68030 multiplication optimisation
 

I have replaced a bunch of fixed point integer division (immediate divisor) with some muls/asr approximations that work well on 68060 thanks to its fast multiplication.

I want to create separately optimised versions for 030, where according to the user manual, the worst case is 28 cycles (not including EA or wait states). It doesn't state what the best case is, however, but it's clear the number of set bits is a factor.

For the 030, the plan would be to perform series of shift and accumulate steps. Since we are multiplying by an immediate, this could be quite efficient as you'd only do what is strictly necessary.

Except, without knowing what the best case is for the multiplication operation, a multi instruction approach like this could be worse.

Does anyone know the "best" case? Assume that you are multiplying by a number that has at least 2 bits set or we'd just use a shift instead.

I'd assume 12+16 (and 32-bit muls are extra 16 = 44).
If you have access to actual 020/030 hardware you could try 10000x mulu.w #0, then #1, #3, .. and see if it approximately works that way. If it does, then muls most likely work the same way as on 68000 (01/10 pairs).

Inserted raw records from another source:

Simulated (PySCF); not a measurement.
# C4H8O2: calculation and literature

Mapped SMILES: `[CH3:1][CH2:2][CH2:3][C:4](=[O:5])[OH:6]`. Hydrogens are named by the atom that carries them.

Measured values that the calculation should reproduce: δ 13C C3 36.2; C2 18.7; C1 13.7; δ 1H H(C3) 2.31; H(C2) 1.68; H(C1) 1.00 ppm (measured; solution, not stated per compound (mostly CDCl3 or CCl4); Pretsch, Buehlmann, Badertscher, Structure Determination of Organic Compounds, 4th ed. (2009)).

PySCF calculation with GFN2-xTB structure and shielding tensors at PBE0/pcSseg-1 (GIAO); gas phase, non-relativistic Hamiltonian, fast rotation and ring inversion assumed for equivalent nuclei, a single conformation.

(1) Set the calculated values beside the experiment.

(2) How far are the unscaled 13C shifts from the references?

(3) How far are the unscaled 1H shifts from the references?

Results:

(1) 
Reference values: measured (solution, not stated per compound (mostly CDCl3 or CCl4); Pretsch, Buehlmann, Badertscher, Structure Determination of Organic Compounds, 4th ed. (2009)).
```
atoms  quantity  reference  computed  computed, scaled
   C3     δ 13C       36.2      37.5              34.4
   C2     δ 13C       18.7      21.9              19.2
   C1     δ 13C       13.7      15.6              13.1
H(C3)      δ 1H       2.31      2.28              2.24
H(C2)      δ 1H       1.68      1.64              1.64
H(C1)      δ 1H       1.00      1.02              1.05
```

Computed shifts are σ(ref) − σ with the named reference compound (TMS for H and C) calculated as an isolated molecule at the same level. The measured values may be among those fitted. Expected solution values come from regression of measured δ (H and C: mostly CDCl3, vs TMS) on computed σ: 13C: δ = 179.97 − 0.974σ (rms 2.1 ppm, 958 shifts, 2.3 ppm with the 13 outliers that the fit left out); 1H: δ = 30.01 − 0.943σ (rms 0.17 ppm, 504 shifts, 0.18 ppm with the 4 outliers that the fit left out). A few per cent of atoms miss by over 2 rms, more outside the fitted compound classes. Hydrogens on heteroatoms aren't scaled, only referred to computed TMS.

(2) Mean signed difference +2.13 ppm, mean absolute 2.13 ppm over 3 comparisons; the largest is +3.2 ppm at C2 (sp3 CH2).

A trivial example might be mulu.w #320, d0

I can see this being reworked something like:

lsl.l #6, d0 ; d0 * 64
move.l d0, d1 ; temporary in d1
lsl.l #2, d0 ; d0 * 256
add.l d1, d0 ; d0 * (256 + 64)

But is it going to be any quicker?

Aren't 030 and 020 cycle times quite similar (except for minor differences in cache speed)? In that case best case given by 020UM is 25 cycles (maybe 030 can do 24?, but either way negligible difference from worst).

Your snippet should be faster just counting cycles, but the larger code size may negate the benefit (more instruction cache used). Counting cycles is a good guide, but you really want to measure the full loop on more advanced CPUs.

I'm not explicitly targeting 020 separately. It looks like 020/030, 040 benefit from this sort of thing. 16 cycles for mulu.w on 040 (not including EA).

Multiplication only needs 2 cycles on 68060.

Yes, which is why I've used it to replace division (muls followed by asr). However the multiply is still expensive on older CPUs.

You explicitly mentioned that 060 would benefit from such optimisation. That's not true and as I didn't know if you know :) I mentioned it.

No, it's probably my bad wording. The current implementation of many integer division has been redone for 060 using multiply/shift right. This works well because division is up to 18 cycles but the multiply shift is just a few.

The same optimisation does help on 040 and below, where integer division is even slower, but the multiply operation on 020-040 is nowhere near as efficient as it is on 060. So I wanted to create something similar for those where the multiply step is replaced by left shift/add. Ultimately having separate binaries tuned for 020/030, 040 and 060. Hope that's clearer.

This will only be faster where we can beat the mul operation. For 040 16*16=>32 is stated as 16 cycles (execution only), and I don't know for sure if that's just the most pessimistic case. What I don't want to do is make something slower, lol.